Applied Science - Built Environment (4) Lab
 OBJECTIVES: Discovering methods of communications. Exploring how society communicates. VOCABULARY: circuit communication Morse Code telegraph MATERIALS: alligator clips lamp holder battery pack and batteries bulb metal tacks or push pins or switches paper clips piece of cardboard Students communicate using the Morse code.

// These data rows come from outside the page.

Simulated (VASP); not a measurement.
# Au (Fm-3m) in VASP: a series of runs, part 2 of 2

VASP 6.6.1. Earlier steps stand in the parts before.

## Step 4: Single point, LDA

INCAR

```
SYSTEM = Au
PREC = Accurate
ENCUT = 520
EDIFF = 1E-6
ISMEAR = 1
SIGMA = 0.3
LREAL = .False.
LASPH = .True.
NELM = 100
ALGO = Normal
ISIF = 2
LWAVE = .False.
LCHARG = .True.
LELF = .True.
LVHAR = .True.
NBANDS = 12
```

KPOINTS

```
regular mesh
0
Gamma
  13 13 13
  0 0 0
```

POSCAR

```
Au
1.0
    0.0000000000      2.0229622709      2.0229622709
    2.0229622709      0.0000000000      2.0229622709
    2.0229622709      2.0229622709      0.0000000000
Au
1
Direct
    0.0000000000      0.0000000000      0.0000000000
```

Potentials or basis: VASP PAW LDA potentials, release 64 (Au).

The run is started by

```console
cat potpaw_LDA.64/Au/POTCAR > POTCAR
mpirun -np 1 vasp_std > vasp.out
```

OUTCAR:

 BACKGROUND: Communication was made possible by a telegraph. Sending information through a wire was big step forward in developing our current communication system. Although the telegraph, as represented in this lab, is not used as much as it was, its other uses such as the transmission of documents (FAX machines) have invaded the business market. The principle of the telegraph is still used, students just don't realize the impact to our society PROCEDURE: Emphasize that electromagnets are very important, as discussed in previous activities. This lab gives students hands-on experience with an electromagnet and knowledge about how it works.    First, draw the following diagram on the board to refresh student's memory of an electromagnet.    Use the model of the telegraph to demonstrate how it works, especially if this material was omitted in the PRE LAB. Go over how a telegraph was built and try to communicate with students using the Morse code. Use simple words.    Following directions on the lab sheet, students will make a switch using tacks, a paper clip, and cardboard. They should then use the alligator clips, a bulb, a bulb holder, battery, and switch to make a set up as shown in the diagram. Press the bent metal switch down on the tack. Release it. When the switch is pressed, the circuit is complete and the light flashes on. When the switch is released, the circuit is broken; the switch will spring up and away from the screw and the light will go off.    Students can practice the Morse code using this "mini" light telegraph. Make sure students know that there is no electromagnet in this exercise. A real telegraph can transmit information much farther than the simple circuit light telegraph because of the electromagnet which pulses a "sounder."